Riding the Dragon’s Back
Day Five Linyi to Yangzhou
Culture shock: Pacific Coast Chapter Westminster, California
There are many good roads in China but there are far more bad ones. Today rarely saw Fourth gear. The hard roads became an angry dragon undulating below us. Waves and bumps that shook and bounced the bikes for miles, this dance was the twist. Next came the ruts. Small ruts became 2-feet-deep potholes. Moving too fast to avoid, one sent Jay airborne bucking him completely off his bike. He banged up both his body and bike but he rode on to our next stop. Convinced he could soldier on, we disagreed and called in the chase vehicle to trailer his bike and get him safely to Shanghai. Jay is a seasoned rider; his first bike in China was a Suzuki GSX-R600 in 2003. He had that bike for three years then purchased his first Harley-Davidson. I’m gonna miss him. Continuing on, the hard road suddenly closed sending massive trucks, cars, scooters, and us down a dirt road that ultimately became a single lane. We encountered a Mandarin standoff that took our whole team to resolve so our motorcycles could pass, and that was the easy part. A bridge was also closed for repair routing two-wheeled vehicles, meaning bicycles and scooters, (Harley-Davidsons have never passed here before) to a temporary bridge over the river. Four feet wide and 40 feet long, this was the only access to the other side. Certainly not intended for fully loaded 1,000-pound Electra Glides, with great trepidation we crossed. As the bridge swayed high above the river, each one of us said a silent prayer. It will be a great adventure if nothing goes awry; sheer stupidity if something does. We toasted at dinner in Yangzhou to a great adventure.

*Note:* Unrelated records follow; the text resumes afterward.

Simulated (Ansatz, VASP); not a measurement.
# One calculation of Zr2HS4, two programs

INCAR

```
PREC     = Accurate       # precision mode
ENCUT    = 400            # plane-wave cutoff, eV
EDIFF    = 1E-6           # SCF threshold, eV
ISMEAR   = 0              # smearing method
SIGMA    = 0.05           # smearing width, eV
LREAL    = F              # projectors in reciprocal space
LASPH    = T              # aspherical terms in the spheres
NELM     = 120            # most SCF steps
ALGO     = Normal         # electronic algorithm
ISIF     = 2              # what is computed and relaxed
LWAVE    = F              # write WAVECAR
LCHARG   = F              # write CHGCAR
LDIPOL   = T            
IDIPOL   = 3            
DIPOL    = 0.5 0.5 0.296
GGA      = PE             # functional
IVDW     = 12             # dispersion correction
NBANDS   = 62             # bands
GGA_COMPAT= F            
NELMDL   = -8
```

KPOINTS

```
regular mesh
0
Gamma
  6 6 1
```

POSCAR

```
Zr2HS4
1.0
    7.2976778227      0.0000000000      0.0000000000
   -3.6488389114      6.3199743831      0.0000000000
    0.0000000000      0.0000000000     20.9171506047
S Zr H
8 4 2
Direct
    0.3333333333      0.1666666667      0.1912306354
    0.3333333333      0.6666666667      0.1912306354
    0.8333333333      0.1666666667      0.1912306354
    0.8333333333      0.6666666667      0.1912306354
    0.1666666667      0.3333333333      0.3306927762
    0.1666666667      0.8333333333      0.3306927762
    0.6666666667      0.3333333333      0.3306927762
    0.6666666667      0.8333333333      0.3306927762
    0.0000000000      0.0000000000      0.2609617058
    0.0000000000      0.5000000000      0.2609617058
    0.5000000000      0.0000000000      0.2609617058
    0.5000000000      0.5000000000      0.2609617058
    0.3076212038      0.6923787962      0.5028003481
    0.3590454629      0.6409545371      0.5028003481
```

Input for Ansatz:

Like every city I visited in China, its history runs deep. If this were a sightseeing tour, I would visit the beautiful Five Pavilion Bridge and Twenty Four Bridge at Slender Lake, He Garden or Wen Feng Tower, but it’s not. I am riding seven to 10 hours a day on roads unpredictable as an angry dragon.
Day SixYangzhou to Shanghai
Sixth gear, three lane roads with barriers in between prohibiting oncoming traffic, people actually using turn signals and paying attention to stoplights. It’s hard to believe I’m still in China. Lunch in Wuxi was my favorite so far. Roasted sweet & sour baby eggplant, edamame and tofu dish, shrimp, and fresh vegetables sautéed with a tangy soy sauce. Every town and province has its own unique food; there was literally something distinct and new almost every meal on my journey. I realized that the term “Chinese food” would be like saying “European food,” a complete misnomer. French and German cuisines are completely different.
Back in Shanghai I had one more day and visited Zhujiajiao, a canal town, often compared to Venice, Italy. It is situated on the bank of the Dianshan Lake on the western outskirts of Shanghai. The town features waterways, arched stone bridges, ancient streets paved with stone, and more than 10,000 houses dating back to the Ming (1368-1644) and Qing (1644-1911) dynasties. The five-arch Fangsheng Bridge, built in 1571 in the Ming Dynasty, is still standing there. Inscriptions on the weather-beaten stones tell people to do good things and accumulate merits for the afterlife. There are 36 bridges in the town and each has a name and a story. Sitting on a bridge watching the boats drift by, I contemplate my story and the past week.
I’d traveled six days and 1,600 miles on a Harley-Davidson motorcycle through China’s largest cities and rural villages; places that had never seen the likes of Chinese or Americans on thundering Harleys. I have newfound friends and respect for the people and its culture, not to mention a new respect for the durability of a Harley. I had ridden with the Shanghai H.O.G.s in China, met wonderful people everywhere. Deemed worthy to ride with this elite group of adventure riders, they presented me with an honorary Shanghai H.O.G. patch. I’ll wear it proudly.